Zero Waste Network and Aotearoa Plastic Pollution Alliance

“It’s extremely disappointing to see the government and several large companies choosing to throw money at an experimental, risky and carbon-intensive technology that will only increase plastic, climate and chemical pollution, rather than reduce it” says Sue Coutts of the Zero Waste Network.

Technology company Licella, along with cardboard packaging and paper recycler Oji Fibre Solutions, on-farm plastic recycler Plasback, Silver Fern Farms, and Woolworths New Zealand, with money from the Ministry for the Environment’s Plastics Innovation Fund announced a joint feasibility study of a local plastics recycling industry.

“This is just another ambulance at the bottom of the cliff, another way of disposing of a mess that we shouldn’t be creating in the first place. This isn’t innovation,” says Sue Coutts of the Zero Waste Network.

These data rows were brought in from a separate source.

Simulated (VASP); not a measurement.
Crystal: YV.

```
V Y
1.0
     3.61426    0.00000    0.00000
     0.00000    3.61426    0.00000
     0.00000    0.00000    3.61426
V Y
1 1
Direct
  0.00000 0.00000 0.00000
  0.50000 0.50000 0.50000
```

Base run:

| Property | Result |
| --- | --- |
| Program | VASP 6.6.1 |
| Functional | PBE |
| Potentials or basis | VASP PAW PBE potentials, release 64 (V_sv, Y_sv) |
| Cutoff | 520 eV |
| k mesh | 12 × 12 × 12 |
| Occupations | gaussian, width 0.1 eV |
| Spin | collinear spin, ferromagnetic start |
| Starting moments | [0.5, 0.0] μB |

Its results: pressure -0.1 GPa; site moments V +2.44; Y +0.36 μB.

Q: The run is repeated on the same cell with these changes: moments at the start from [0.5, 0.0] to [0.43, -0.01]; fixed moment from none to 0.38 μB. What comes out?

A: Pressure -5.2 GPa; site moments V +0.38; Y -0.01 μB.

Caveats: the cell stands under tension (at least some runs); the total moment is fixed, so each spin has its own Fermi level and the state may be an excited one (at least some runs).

“Investigating - or worse, piloting - advanced chemical recycling, or ‘plastics-to-oil’ technology buys time for the plastics and packaging industries to keep pumping out ever larger volumes of plastic and contaminated waste plastics,” said Liam Prince, chair of the Aotearoa Plastic Pollution Alliance.

“The technology would enable industry to pretend they are “solving” the plastic solution, while in reality they are doing the opposite by continuing to benefit from the artificial cheapness of plastic packaging without any responsibility for the pollution that is caused across the entire lifespan of plastics.”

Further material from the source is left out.